Teck seen recession-proof with cash flow, profit report

The true measure of an individual is best determined under fire, an analogy that is probably more applicable to Teck Corp. than any other Canadian mining company. No matter how hard you look, you simply won’t find another company in this country which has prospered during the recession to the extent that Teck has. The company was one of the first to bite the bullet and get its balance sheet in order by selling assets before they were worth considerably less.(Timing is everything — whether you are a buyer or a seller). Following that, Teck’s strategy has been to augment its existing production base by acquiring or developing new, long-life and low-cost mining operations, Norman Keevil Jr, president, notes in the annual report.

Cash flow and earnings for the year ended Sept 30 were the second highest in the company’s history, he points out. The $56.8 million in cash flow ($1.89 per share) compares with $55.9 million the previous year and a high of $71.9 million in 1980. Net earnings after extraordinary items were approximately 50% higher at $24 million.

Four out of six mining operations which Teck owns or has interests in were profitable including Bullmoose, Afton, Lornex and Niobec. The Beaverdell silver mine operated at a near break-even point but Newfoundland Zinc, which closed last April, reported a loss. Combined mine operating profit from these projects was $56.6 million compared to $61 million a year earlier.

Even the company’s petroleum division made money — an operating profit of $8.2 million compared to $9.6 million the year before. New gas production partially offset the effect of lower oil and gas prices, said Mr Keevil.

The Teck-Corona mine at Hemlo, Ont. has still not been included in earnings but will be after the completion of pre-production underground development. Mine workings have now reached the lower levels and mill rate should be up to 1,000 tonnes per day by the end of the year which should make it a “significant ongoing income source,” he said. The operation has been named the David Bell Mine in recognition of the Corona geologist who discovered the mine in 1981.

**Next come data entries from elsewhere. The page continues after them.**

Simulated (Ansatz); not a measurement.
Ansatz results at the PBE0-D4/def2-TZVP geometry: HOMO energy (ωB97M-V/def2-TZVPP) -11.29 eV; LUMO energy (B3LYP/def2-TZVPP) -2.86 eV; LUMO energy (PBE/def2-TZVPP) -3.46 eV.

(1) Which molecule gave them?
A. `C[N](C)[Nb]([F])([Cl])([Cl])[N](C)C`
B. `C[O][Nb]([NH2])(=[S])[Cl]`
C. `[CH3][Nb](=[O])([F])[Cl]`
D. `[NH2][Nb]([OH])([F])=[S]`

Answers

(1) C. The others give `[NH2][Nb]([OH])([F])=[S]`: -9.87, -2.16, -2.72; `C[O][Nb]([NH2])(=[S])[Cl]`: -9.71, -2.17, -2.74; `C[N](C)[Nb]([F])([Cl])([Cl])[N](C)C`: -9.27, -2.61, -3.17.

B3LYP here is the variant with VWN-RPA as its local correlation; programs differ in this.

Last March, the Supreme Court of Ontario granted the adjoining Williams property to International Corona on payment of $154 million to Lac Minerals. That judgment is being appealed by Lac and a decision is expected shortly. Teck and Corona each have a 50% interest in the David Bell mine and that will also apply to the Williams property if the original decision stands up.

Teck led a group that bought a controlling interest in Cominco in September. Cominco operates the largest zinc refinery in the world at Trail, B.C., and has several zinc- lead mines and a fertilizer division which is rumoured to be a prime candidate for divestiture. Teck’s share of the purchase was funded by cash on hand and the proceeds of a public issue in Europe and Canada. It was completed within a month of the purchase for “no net increase in the company’s borrowings,” said Mr Keevil.

Earlier this month (N.M., Dec 8/86) Cominco announced plans to proceed with its Red Dog mine in Alaska which is one of the highest grade zinc deposits ever discovered. And Teck confirms that negotiations are under way with Cominco to include Teck’s Highmont mill in the Valley Copper development located in B.C.’s Highland Valley. That mill, which is rated at 25,000 tonnes, could handle 40,000 tonnes of Valley ore with “minor modifications to its circuitry,” argues Teck.

Separately, Teck and Cominco have concluded an agreement on the Ajax property near the Afton mine at Kamloops, B.C. Although lower grade, Teck says the “deposit has the potential to prolong the life of Afton for several years.” Drilling is planned early in 1987 once assurances are received that government permits for mining will be available, said Teck.